Live From Final Four: How Esports Is Changing the Way March Madness Is Produced

Turner Sports’ Craig Barry brings lessons from ELEAGUE to the NCAA Tournament

When Turner Sports became a major player in the burgeoning eSports business with the debut of ELEAGUE last year, the question across all ends of the business was, what would a traditional broadcaster bring to the digital-first world of competitive gaming?

Craig Barry has learned from his work in eSports that it’s critical for content creators to listen to and participate in the conversations going on around their digital properties.

Craig Barry, EVP/chief content officer, Turner Sports, has been busy flipping that question on its head: what could he take from his lessons working in esports to influence the traditional sports in the Turner portfolio. We’re talking properties like Major League Baseball, the NBA, and, yes, the NCAA Tournament and this weekend’s Final Four.

For Barry, it boils down to having a more direct relationship with your audience and not treating sports and content like a one-way street.
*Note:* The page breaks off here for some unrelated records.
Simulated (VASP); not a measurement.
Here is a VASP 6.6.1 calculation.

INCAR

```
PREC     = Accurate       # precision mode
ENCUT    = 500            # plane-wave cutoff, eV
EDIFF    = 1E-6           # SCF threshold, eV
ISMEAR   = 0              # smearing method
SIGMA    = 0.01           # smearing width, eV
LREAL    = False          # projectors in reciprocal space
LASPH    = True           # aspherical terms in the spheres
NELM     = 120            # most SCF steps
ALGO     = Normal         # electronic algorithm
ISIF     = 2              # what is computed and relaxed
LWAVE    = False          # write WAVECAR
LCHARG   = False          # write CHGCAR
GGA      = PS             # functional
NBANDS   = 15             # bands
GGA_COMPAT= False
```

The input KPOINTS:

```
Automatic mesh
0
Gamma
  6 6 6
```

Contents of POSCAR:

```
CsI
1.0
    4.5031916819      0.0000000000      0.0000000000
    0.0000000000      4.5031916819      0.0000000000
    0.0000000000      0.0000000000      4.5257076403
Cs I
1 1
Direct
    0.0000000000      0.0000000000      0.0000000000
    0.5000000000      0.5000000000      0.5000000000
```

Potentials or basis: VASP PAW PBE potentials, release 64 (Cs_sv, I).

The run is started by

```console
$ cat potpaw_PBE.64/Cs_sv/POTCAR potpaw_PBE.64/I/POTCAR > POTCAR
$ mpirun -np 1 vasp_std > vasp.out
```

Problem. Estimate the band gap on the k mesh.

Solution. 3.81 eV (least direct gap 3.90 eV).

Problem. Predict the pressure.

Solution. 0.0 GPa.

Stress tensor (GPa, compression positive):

“Traditional sports content — away from the live stuff — always consisted of evergreen, historical, lifestyle features,” he explains. “Now we are in this age of the conversation; the current, relevant conversation. If you are not in that conversation in that 48- to 72-hour window, you are not contributing to what’s most topical and what’s relevant. That becomes imperative, whether we are starting the conversation, extending the conversation, or just participating in the conversation in the most relevant and topical way — whether that’s team-related, player-related, or school-related — and making sure that whatever content is bubbling up is fresh and topical and that we are taking advantage of the platforms that help facilitate that.”

Turner’s digital expertise is a key contribution to its joint partnership with CBS Sports on March Madness. Since coming on board to support the tournament in 2011, Turner has pushed the event’s coverage to become more digital, more social, and more engaging overall, and that fact has only accelerated over the past half decade. March Madness Live, in its various forms, spotlights social conversations and pushes behind-the-scenes and interactive content to the forefront, and Bleacher Report helps give the tourney added credibility with younger audiences.

Currently in its third season, ELEAGUE (which this time is programmed around Street Fighter V) has turned folks like Barry and Christina Alejandre, VP/GM, esports, Turner, into bona fide power players in the money-laden environment of eSports.

The competitive-gaming world has built its momentum on the back of a highly engaged community, one that lets anyone watching at home feel like they have a voice and can learn a thing or two from the experts to improve their own game. The community is one that screams for authenticity and tends to have a discerning eye for anything that doesn’t meet expectations.

In Barry’s eyes, although sports fans are communal and sports are “tribal,” there’s something very different about the esports community.

“It’s easy to pick production up and move it over to esports,” he says. “The philosophy of being authentic, building and serving a community is native to esports and not necessarily native to traditional sports. Building and serving a community around specific teams and specific schools is, but not so much around the [NCAA] Tournament.

“I think what esports has taught us is that authenticity, this ability to connect directly in this evolving content conversation [is critical],” he continues. “[We are] letting fans interact and listening to what they have to say, engaging the fans on these platforms and giving them a voice. You could have a lot of fans barking about the Knicks or the Lakers or whatnot, but the strength of the community or the fandom never shifts the outcome of what we do. Whereas, in esports, the strength of community definitely shifts what we do. So, as we try to innovate around content, that voice that’s coming from the community and from the fans is becoming much more influential.”